BaseVarModel

This class is responsible for modelling the variables selected as the base components of a feedback loop. BaseVarModel is a class that extends BaseVarSelector and automates the process of base variable selection prior to modelling. The class attempts to create an accurate symbolic regression (SR) model with lagged features of base variables and evaluates it against a random forest (RF) model.

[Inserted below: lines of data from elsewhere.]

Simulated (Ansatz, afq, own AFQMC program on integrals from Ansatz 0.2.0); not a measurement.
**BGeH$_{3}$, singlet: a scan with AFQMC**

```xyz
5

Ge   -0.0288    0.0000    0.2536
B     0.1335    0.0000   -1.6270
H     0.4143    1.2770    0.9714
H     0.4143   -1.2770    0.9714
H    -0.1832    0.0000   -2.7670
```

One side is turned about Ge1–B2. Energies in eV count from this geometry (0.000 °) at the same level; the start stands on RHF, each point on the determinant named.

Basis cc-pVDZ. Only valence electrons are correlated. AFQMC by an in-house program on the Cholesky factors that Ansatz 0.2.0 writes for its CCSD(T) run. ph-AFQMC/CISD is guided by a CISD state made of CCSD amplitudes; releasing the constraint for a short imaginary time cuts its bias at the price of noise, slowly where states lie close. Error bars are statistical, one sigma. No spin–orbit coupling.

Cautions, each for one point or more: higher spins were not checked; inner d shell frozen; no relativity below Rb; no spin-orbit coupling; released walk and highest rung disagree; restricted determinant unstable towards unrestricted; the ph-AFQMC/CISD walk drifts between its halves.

The processing pipeline takes steps for aggressive outlier elimination and model distillation in the following structure:

  1. Use sklearn.neighbors.LocalOutlierFactor to remove local outliers from the data
  2. Check for seasonality in the filtered data through the use of autocorrelation analysis (ACF)
  3. Fit a sklearn.ensemble.RandomForestRegressor to the filtered data, using lagged features.
  4. Distill the data by replacing true y values by RF predictions. (further smooths out the noise)
  5. Initiate a PySRRegressor instance and enable or disable cyclical trigonometric functions based on the seasonality check at step 2 (trig enabled if data shows seasonality)
  6. Fit the SR model to the distilled data
  7. Compare \(MSE_{SR}\) and \(MSE_{RF}\), opt for using RF as the base model if SR introduces a significant increase to MSE

Following this pipeline, a generalized symbolic expression \(f(x_{t}, \dots, x_{t-n}) = y_t\) is derived. (provided the equation produces reasonable MSE) Model selection at the final step is performed such that:

\[ E_{MSE} = \frac{MSE_{SR}}{MSE_{RF}} -1 \]
\[ \text{and} \]
\[ Model = \begin{cases} SR & \text{if } E_{MSE} < 0.05 \\ RF & \text{if } E_{MSE} \geq 0.05 \end{cases} \]

Example Usage

from macrosim import BaseVarModel
import pandas as pd

df = pd.DataFrame(...)
bvm = BaseVarModel(df=df)

base: pd.DataFrame = bvm.get_base_candidates()

models = {}
for base_var in base.columns:
    bvm.symbolic_model(base[base_var],  # Run symbolic search with kwargs to set model params
                       maxsize=24,
                       niterations=200,
                       constraints= {
                           'atan': 1,  # Complexity of x for arctan(x)
                           '^': (-1, 3)  # Complexity of (x, y) for x^y. -1 = No constraint.
                       })  

    print(bvm.sr.get_best())  # Check descriptives of the best SR expression regardless of selected model 

    models[base_var] = bvm.model_select()  # Returns RF or SR based on MSE criteria

Methods

BaseVarModel.get_best_candidates

Run Granger Causality tests implemented in BaseVarSelector to determine the most causal variables.

Params:

  • None

Returns:

  • pd.DataFrame: Dataframe of the 2 most causal variables. (Will be parametrized to top \(n\) variables in the future)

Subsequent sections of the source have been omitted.